Balconies are great vantage points to witness what goes in the world outside. Mine is on the third floor of my apartment building and has become the hub for a recently discovered, exciting new pastime.
Just across the road stands an Indian Laburnum/Cassia fistula boasting a riot of yellow flowers in the months of February and March, which takes on green foliage as April sets in. When the rains arrive in June, the tree seems to rejuvenate itself expanding its branches. It has piqued my curiosity over time, as I have come to realize that this tree is a popular rendezvous point for many of my neighbours. On the very top of the tree are a few scrawny twigs sans any foliage – a haunt frequented by myriad birds over the course of the day.
Almost every day, a pair of white-breasted Kingfishers spend quite some time perched on the tree. They sometimes nod at me approvingly, especially when the weather is just right after a slight drizzle. One of them sometimes breaks out in melodious tunes, and I find myself waving at him in appreciation – this fills him up with such pride that he begins to sing with heightened fervour! The other day one of them had a tiny fish in his beak. The poor fellow was swallowed in one gulp, after which the kingfisher took off with a loud screech.
When the perch is vacant, a pair of flower-peckers come to check out the seating arrangement. They arrive and depart in tandem, occasionally making short perky sounds in merriment. They play hopscotch on the twigs for a while and abort the game rather prematurely to fly away.
A Sunbird pair are also frequent visitors, their downwards curved beak unmistakable even from a distance. They trapeze between the upper branches, looking around with amazement at the kaleidoscopic patterns in the sky.
Looking dapper in his brown and white suit, complete with the stately cap, the Red-whiskered Bulbul sometimes drop by with his lady love. The couple seems content in each other’s company, occasionally treating me by engaging in duets before it is time for them to head on home.
On rare occasions, a pair of White-cheeked Barbets are welcomed by the tree. It is a proud moment for the tree to play host to the jugalbandi of Barbets. They sing the only song that they know, but in myriad ragas that enraptures all listeners.
The colourful Treepie visits the tree alone. He sits motionless on the lower boughs until he spots a butterfly that comes by. This brings remarkable agility to him, as he skips along making a beeline for his next meal.
If the Treepie’s activities are rather subtle, the Drongo cousins leave no stone unturned in announcing their arrival. The leader of the gang is a “Racket”-tailed drongo, so noisy that he does complete justice to his name! Together, they can mimic almost any sound from nature, and certainly have the most stretchable vocal cords in the avian world.
The Asian Koel is renowned for his songs but the one that visits the Laburnum tree is a reticent guy. He has perhaps already won his lady over, and so does not bother to expend energy in singing. He is a shrewd hunter, capturing tiny butterflies and dragonflies during his lone sojourns to the tree. The foliage of the tree keeps him well hidden, save for his bright red eye which gives him away.

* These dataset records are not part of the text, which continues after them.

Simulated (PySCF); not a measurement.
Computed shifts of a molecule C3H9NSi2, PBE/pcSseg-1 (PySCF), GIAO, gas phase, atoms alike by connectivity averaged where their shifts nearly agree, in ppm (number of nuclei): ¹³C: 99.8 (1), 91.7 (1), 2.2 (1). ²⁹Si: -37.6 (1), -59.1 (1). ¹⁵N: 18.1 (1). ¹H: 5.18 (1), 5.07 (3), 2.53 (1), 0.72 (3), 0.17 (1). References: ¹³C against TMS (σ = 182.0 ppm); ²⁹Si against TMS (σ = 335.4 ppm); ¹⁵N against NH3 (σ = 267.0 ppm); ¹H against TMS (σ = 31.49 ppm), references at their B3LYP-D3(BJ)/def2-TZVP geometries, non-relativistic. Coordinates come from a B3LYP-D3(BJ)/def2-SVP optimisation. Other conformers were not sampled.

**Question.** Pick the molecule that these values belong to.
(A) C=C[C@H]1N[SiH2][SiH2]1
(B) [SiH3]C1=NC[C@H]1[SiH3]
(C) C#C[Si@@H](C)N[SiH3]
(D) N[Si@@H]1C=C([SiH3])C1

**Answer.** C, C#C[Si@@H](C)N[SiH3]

The Coucal is slightly over-sized for the slender branches of the Indian Laburnam and is happy to sit on the fatter branches of the tree. She comes looking for a short snack and departs when she finds one, with her ‘coop-coop-coop’ on repeat.
The Parakeets announce their arrival with incessant chatter. They have little regard for social distancing and live cheek by jowl on a huge Mango tree nearby. The Laburnum tree is a resting spot while the family is out frolicking.
One day at dusk, I heard a strange sound from the tree. Scanning the branches with eager eyes, I was pleasantly surprised to see a pair of Spotted Owlets on the branches – their silhouettes looking imposing against a darkening sky. It was a quiet evening and their shrill hooting reverberated all over.
The Indian Laburnum tree is a favorite adda for several birds, and they are happy to share space as they hang out in their local watering hole. Different species have coexisted here on multiple occasions, without any trace of displeasure. The Black Kite and Brahminy Kite are the only avian brothers that prefer the taller Coconut trees or the edges of the corrugated roof of buildings over the Laburnum tree. Nevertheless, I am sure the Indian Laburnum does not miss them one bit as it already has an ever-expanding branchful’ of visitors to boast of.
A splendid piece of writing on birds… Enjoyed reading it thoroughly.. Em
M D Subash Chandran
Amazed at your observation skills on the world of birds centred on the laburnum, and writing so lucidly on it. Most people today have no such time to stand and stare an miss what money cannot purchase. Keep going and be a great writer and spokesperson for the silent denizens of the world.
Incidentally I too had a short spell of service at the FCI, Westhill, Calicut, decades ago. All the best
Beautiful write up. If you visit our flat looking through Sindhu’s bedroom window you can see those beautiful birds in the adjacent compound making beautiful sounds.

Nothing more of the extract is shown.